Play your cards right: The hotel's lobby


Part of a chain that takes in Portland, Seattle and Palm Springs, Manhattan's Ace Hotel has become the place of refuge for globe-trotting hipsters. Its low-fi elegance and self-consciously retro styling strike a chord with a nostalgically minded but forward-thinking clientele, while sparse and grunge-inspired décor chimes perfectly with the up-and-coming feel of the Ace's Midtown location.

The Ace is supremely hip, from its bearded, lithe doormen to the rock music-themed cocktails (Pablo Honey, Lust for Life, London Calling). The main lounge is an everyday sanctum for Apple Mac users to chill out in; hotel guests and local itinerant freelancers alike combine to make the ground floor feel like a real hub, although jostling for seats can be aggravating. Later in the day, a roster of DJs spin their tunes here.

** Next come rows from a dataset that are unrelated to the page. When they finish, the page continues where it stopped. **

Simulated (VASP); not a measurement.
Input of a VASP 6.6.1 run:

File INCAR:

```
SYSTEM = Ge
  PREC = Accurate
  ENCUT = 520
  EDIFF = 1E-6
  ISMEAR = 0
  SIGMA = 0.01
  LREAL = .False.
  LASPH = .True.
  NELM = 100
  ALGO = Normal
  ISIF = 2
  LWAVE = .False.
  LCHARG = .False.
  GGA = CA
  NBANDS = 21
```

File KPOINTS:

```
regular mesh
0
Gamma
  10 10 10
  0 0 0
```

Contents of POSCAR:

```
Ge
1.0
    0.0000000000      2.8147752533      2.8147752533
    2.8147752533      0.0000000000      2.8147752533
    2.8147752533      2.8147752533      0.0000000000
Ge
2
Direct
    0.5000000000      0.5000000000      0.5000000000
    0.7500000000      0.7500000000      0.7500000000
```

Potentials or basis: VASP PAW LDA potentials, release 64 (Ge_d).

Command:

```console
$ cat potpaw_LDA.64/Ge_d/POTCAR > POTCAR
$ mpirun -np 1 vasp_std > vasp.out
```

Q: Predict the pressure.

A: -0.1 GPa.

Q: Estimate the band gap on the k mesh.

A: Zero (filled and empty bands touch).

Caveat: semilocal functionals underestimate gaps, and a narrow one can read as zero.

Still, it's definitely worth staking a claim on one of the sofas or long benches to soak up a bit of the Ace's atmosphere; it's not often that a hotel becomes such a focus for so varied a scene, and people-spotting here can be rewarding.

Happily, there are plenty of other places to pop a squat around the former boarding house, built in 1904. The Ace has two restaurants attached to it, a sandwich bar and an acclaimed coffee shop, Stumptown Roasters, whose rich aromas waft enticingly into the lobby.

The Breslin Bar and Dining Room is the latest Michelin-starred offering from April Bloomfield and Ken Friedman, of Manhattan's ultra-exclusive gastropub The Spotted Pig, specialising in meaty feasts. It's fantastic for dinner but also a brilliant lunch option (adjustable waistband advised), when it's a little quieter and easier to get a table.

On the other side of the building, the John Dory Oyster Bar focuses more on cocktails, devised by Sasha Petraske of trendy members' bar Milk & Honey, and seafood sharing platters masterminded by Bloomfield. If it all sounds a bit name-dropperish, it probably is (and be prepared to queue for a table) but the food, drink and service don't suffer for it.

Also attached to the hotel is a branch of the newly cult and achingly cool department store Opening Ceremony, which stocks labels such as Comme des Garçons, Alexander Wang and numerous in-house collaborations with big name stars, such as Chloë Sevigny. Its wacky and original conceptual interior and installations are worth a visit in their own right.


Ace aficionados can buy tote bags from reception emblazoned with the hotel's locale: West 29th Street and Broadway. The area might not be much to shout about just yet, but the hotel is determined to make it so, and the surroundings are showing signs of improvement.

The allure of the Ace is that it's situated in an area where people live. That's not to say it's far from the tourist attractions (the Empire State Building is a matter of blocks away, as is the Theatre District) but it means there are plenty of good cafés, delis and laid-back restaurants in walking distance. The newly extended High Line – a park built on a former railway – is a few blocks away, too, and provides a pleasant place to stroll.


Despite its highly stylised conceit, the Ace offers rooms catering for a range of budgets, from "cheap", via "small" to "large" and "loft". Some rooms have bunk beds and, since the aesthetic of the place is quite urban vintage anyway, these functional and basic rooms still manage to look fairly chic.

Décor revolves around idiosyncratic, often novelty, touches – many rooms are furnished with electric guitars, mini-bars are encased in rock star-style rider cases, and bathrooms look near-institutional with their white tiles and heavy iron fixtures. In one room, the wall above the bed reads "Play Safe"; in another, the mirror above the sink reads "Love is Meant to Make Us Glad". Elsewhere, there are murals and abstract smearings. This may all sound a little hokey but it works within the starkness of the hotel's interiors.

It all makes for a practical, slick and bohemian setting, entirely in-keeping with the Ace's personality, but devoid of some of the luxuries one might want, or indeed expect, when paying prices towards the top end of the scale – a bunk room goes for about $360 (£240) a night. That said, the rooms are spacious and light, beds are comfy and many windows have a prize view of the lower floors of the Empire State Building.

Ace Hotel, 20 West 29th Street, New York City, US (001 212 679 2222;

Rooms ****
Value ***
Service ****

Doubles start at $415 (£277), room only.